Tuesday Sept. 2, 2003
Lavonne Luquis (510) 987-9194
Hanan Eisenman (510) 587-6194


Because of the deep cuts to its 2003-04 budget, the University of California was unable to consider the applications of about 1,500 California Community College transfer students and 100 freshmen seeking Winter admission. UC will refund all application fees to the affected students within three to four weeks.

The state budget approved in July cut UC programs by $410 million and noted that the university will not receive state funding for enrollment growth in 2004-05. This year, UC has already accepted all the students for which it has state funding.

"We have tried to find other ways of coping with the budget cuts, but we have reached a point where the educational experience at the University of California will be severely compromised if we continue to grow without funding to support new students," said UC President Richard C. Atkinson. "We know our applicants have worked very hard to be eligible to attend UC, and they deserve to attend UC. We deeply regret having to delay their plans."

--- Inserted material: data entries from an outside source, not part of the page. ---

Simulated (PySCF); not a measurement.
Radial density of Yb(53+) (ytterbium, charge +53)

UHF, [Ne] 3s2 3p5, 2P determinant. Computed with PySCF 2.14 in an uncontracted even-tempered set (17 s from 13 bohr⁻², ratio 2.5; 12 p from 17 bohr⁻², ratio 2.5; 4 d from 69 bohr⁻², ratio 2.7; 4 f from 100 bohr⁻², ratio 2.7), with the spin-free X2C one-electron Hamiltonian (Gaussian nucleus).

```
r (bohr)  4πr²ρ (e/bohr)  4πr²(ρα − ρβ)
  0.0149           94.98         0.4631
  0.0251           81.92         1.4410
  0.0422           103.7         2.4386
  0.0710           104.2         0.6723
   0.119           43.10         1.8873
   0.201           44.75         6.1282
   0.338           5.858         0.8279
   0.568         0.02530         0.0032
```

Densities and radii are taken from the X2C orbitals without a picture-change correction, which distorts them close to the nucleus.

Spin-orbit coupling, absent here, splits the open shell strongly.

Earlier this year, UC admitted 14,665 transfer students from the California Community Colleges for Fall 2003, 7.6 percent more than in 2002. It was the fifth consecutive year with universitywide growth in the number of transfer students. In the past, UC has often admitted about 15 percent of its transfers in the Winter.

Winter applications from 500 students with transfer guarantee agreements are being processed at seven campuses. If they meet UC's requirements, they will be extended offers of admission.

Applicants pay a $40 fee per campus. Some students apply to multiple campuses so they may be counted several times in the following campus breakdown of refunds: UC Riverside will refund 848 applicants; UC Irvine, 710; UC Santa Cruz, 687 and UC Santa Barbara, 574. UC Berkeley did not accept any Winter applications. UC Davis and UC San Diego only accepted applications from students with transfer guarantees; UCLA only accepted applications from engineering students.

Refunds were based solely on the university's lack of capacity due to the budget cuts and not on the studentsqualifications. Applicants receiving refunds are encouraged to re-apply in the fall.

In the meantime, to comply with the Legislature's stated intent not to fund enrollment growth next year, the university will consider freezing 2004-05 enrollments of new freshmen, transfer students, and graduate students at their 2003-04 levels, along with other proposals for limiting enrollments. These issues will be discussed at upcoming UC Board of Regents' meetings in September, November and January.

Since 2001-02, the UC system's net state-funded budget has fallen 13.6 percent ($455 million) while overall enrollments have grown by 18 percent. With the state still facing a structural budget deficit of $7.9 billion, state agencies including UC will likely be subject to further budget reductions next year.